Tuesday, May 19, 2026

[Transparency Report #006][OPERATIONS] Full Environment Rebuild Scheduled (May 22–23)

What are Transparency Reports?
As a community‑operated and governed virtual internet exchange, FurrIX maintains
a commitment to open and honest communication with its members. From time to
time, operational work may occur that affects the exchange or its supporting infrastructure.
When this happens, the FurrIX operations team publishes a transparency report to
ensure all members remain informed. As a hobbyist‑rooted vIX, we aim to keep
communication clear, accessible and practical to the best of our ability.

What is happening?
FurrIX will be performing a full environment rebuild of its core infrastructure between
May 22nd and May 23rd. This maintenance window includes a comprehensive refresh
of the physical and virtual systems that support the exchange.
The following work is planned:
- Rebuilding the physical Proxmox host to ensure long‑term stability and alignment
with current operational standards
- Rebuilding all virtual routers, consolidating the routing layer down to three routers
for improved clarity and maintainability
- Transitioning the Games‑3P LXC container into a Games‑4P virtual machine, providing
better isolation and resource management
- Renumbering internal and service networks into FurrIX’s LIR‑assigned IPv6 ranges,
enabling the release of legacy datacenter‑provided address space
- General housekeeping tasks, including cleanup of unused resources, configuration
standardization and documentation updates

This work completes the post‑handoff cleanup following MFN’s network retirement and
removes legacy configurations that cannot be maintained in the current layout. It also
allow FurrIX the breathing room needed to ensure we can grow and control our operations
without legacy tooling getting in the way or having to rewrite large chunks of configuration.

Why this rebuild is needed
As FurrIX continues to mature into a vIX that tries to mimic the real world, several infrastructure
improvements are required to maintain operational clarity, reduce technical debt and ensure
long‑term sustainability:
- Infrastructure modernization: The current Proxmox host and routing layer have accumulated
legacy configurations from earlier phases of the project. A clean rebuild ensures consistency
and reliability.
- Routing simplification: Reducing to three routers improves manageability, reduces complexity
and aligns with the vIX’s current scale.
- Address space alignment: Moving fully into FurrIX’s LIR ranges allows the project to retire
datacenter‑assigned prefixes and operate with a clean, independent addressing plan.
- Service isolation: Migrating Games‑3P from an LXC container to a VM provides better performance
boundaries and operational flexibility.
- Operational hygiene: Housekeeping tasks ensure the environment remains maintainable and
well‑documented.

These changes support FurrIX’s goal of maintaining a clear governance boundary, a stable operational
footprint and a better run vIX while preserving its hobbyist openness.

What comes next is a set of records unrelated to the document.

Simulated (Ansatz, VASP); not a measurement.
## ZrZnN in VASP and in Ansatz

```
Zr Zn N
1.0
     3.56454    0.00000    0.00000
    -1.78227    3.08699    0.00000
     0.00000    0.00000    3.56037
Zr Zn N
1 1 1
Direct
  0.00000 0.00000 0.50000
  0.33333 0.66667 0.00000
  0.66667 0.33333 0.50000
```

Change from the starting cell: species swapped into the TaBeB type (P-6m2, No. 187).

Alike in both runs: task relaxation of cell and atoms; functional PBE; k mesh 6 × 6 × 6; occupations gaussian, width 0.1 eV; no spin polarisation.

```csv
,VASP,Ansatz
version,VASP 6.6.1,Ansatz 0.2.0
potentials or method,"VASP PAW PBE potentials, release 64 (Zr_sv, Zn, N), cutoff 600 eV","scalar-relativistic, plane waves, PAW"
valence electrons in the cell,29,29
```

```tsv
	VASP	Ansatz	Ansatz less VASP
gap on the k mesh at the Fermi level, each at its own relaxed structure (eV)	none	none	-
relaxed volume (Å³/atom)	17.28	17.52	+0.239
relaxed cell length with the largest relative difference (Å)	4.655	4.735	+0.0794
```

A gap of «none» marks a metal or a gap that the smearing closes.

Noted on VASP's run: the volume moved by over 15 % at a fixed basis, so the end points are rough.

What this means for members of the exchange
During the rebuild:
- Members may experience extended periods of routing instability or service unavailability during
the maintenance window. These interruptions will be minimized where possible, but the entire
vIX has to come offline for this work to be completed. We are aiming for no more than seven
hours of downtime, but have allotted two days in-case something unexpected happens.
- Member configuration changes will be required:
Member tunnel configurations, peering sessions and addressing assignments will require modification
and our volunteers will email new credentials and profiles soon as we are able to.
- No policy or governance changes:
This is strictly an infrastructure rebuild and does not affect membership, governance or peering policy.

Are exchange operations affected?

Yes — temporarily.
During the rebuild window, routing and service availability will be null as systems are rebuilt
and renumbered. Once the work is complete, normal operations will resume with improved
stability, ease of expansion, better rooted upkeep and clarity.